Location of Feroz Shah Kotla
Feroz Shah Kotla is located near Bahadur Shah Zafar Marg in between New Delhi and Old Delhi. In 1354, Sultan Feroz Shah Tughlaq established Ferozabad and Feroz Shah Kotla is the core of that extensive city.
History of Feroz Shah Kotla
The fortified city of Firozabad was established by Firoz Shah Tughlaq (1351-88), the Sultan of Delhi. It was new capital of Delhi Sultanate. Thus, one can see the remains of the fifth city of Delhi, Firozabad, at the Feroz Shah Kotla.
The ruins of a well and a Masjid are also visible at the fort. Feroz Shah Tughlaq also erected the Lat or Ashoka Column that was ascribed to Mauryan ruler Ashoka. Feroz Shah Kotla is a 13.1 metres high column that has been made of polished sandstone. It has been brought from Ambala by Feroz Shah. The fort stands as a testimony to the history of the city of Ferozabad. The ruins of this place were used for the construction of later cities. Feroz Shah was a great builder hence the city was laid with beautiful palaces, mosques and gardens. The Feroz Shah Kotla stands on the uppermost section of a three tiered arcaded palace. The area of Tughlaqabad was facing the problem of water crisis. This forced the Mughals to shift to a prosperous place in Mehrauli. However, as shifting the complete province so far was not possible, Feroz Shah built a new city of Ferozabad on the banks of Yamuna River to solve the problem of water scarcity. The famous fort of Kotla was the inner core fort of Ferozabad which was constructed like a Windsor. It was dotted with many attractive palaces, madrasa as well as Masjids that enhanced the beauty of the city. Later these palaces were destroyed by the Mughals and reduced to mere ruins. The pyramidal structure with the Ashokan Pillar brought from Topra can be seen here. A three tiered baoli is also visible here. The city of Delhi was also destroyed by the invasion of Timur. Kotla was later used as a citadel by the Saiyyads and Lodi dynasty.

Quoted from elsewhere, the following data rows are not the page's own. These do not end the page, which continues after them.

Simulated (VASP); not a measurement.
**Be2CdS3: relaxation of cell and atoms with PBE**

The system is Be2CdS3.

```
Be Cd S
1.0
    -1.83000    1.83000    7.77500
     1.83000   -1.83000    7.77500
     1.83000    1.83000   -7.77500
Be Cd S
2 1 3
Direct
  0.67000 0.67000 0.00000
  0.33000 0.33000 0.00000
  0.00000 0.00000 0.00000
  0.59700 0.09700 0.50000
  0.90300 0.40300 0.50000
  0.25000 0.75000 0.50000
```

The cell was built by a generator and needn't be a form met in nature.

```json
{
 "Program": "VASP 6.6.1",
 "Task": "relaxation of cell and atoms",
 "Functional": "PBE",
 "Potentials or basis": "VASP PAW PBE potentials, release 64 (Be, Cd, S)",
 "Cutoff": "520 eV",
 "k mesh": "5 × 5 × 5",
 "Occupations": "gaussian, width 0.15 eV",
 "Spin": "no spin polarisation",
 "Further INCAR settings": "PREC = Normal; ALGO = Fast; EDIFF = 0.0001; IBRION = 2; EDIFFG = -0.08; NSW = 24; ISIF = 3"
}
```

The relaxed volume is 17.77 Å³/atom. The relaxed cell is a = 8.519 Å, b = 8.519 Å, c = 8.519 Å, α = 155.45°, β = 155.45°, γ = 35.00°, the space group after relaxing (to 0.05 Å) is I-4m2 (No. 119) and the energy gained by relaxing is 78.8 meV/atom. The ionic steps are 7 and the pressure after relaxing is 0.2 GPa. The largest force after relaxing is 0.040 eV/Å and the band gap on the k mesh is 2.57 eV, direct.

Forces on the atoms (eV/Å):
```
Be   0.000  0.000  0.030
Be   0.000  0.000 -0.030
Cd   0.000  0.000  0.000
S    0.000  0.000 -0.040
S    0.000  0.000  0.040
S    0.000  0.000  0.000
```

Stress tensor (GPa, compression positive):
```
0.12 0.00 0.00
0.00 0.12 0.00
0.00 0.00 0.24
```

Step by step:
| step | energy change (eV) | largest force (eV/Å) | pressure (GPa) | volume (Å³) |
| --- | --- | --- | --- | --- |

Structure of Feroz Shah Kotla
It is a three-storey building which was especially commissioned by Feroz Shah to support the Ashoka pillar. This pillar was set up at Topra, near Ambala, by the great Mauryan Emperor Ashoka. The pillar had several edicts regarding Ashoka's principles of government inscribed on it. This monolith pillar is 13 metres high, with a diameter of 65cms at the top and 97cms at the bottom. Feroz Shah ordered to bring it to Delhi and it was reinstalled here with great effort. It was crowned by a capital of coloured stones and a golden globe with a crescent on top. The building, now in ruins, originally has a railing and eight domed chhatris (pillared kiosks) at the top, and a stone lion at each corner.
Ruins of Feroz Shah Kotla Palace
The walls of the citadel are as high as 15 metres high and have a slight slope on the outside. The top parapets or merlons have now disappeared but the arrow slits can still be seen. Historians have listed many structures in the fortress. One of them was, 'The Palace of the Wooden Gallery/Overhang' was for the officers of the emperor, and the 'Central Quadrangle' or the 'Palace of the Public Court', was where the emperor held court for the general public. The surfaces were at one time covered by a fine limestone plaster which was decorated by carving and painting in various colours.
During the pre independence era as there were no auditoriums in the capital Feroz Shah Kotla was the host to most of the classical music performances. Later Ebrahim Alkazi, then head of NSD, conducted his landmark production of Dharamvir Bharati's Andha Yug here. Its premiere held in 1964 was attended by Prime Minister Jawaharlal Nehru.
Presently the Feroz shah Kotla cricket stadium is famous for its historical cricket matches and the great stadium facilities at Delhi. It is here that the Indian bowler Anil Kumble took his 10 wickets.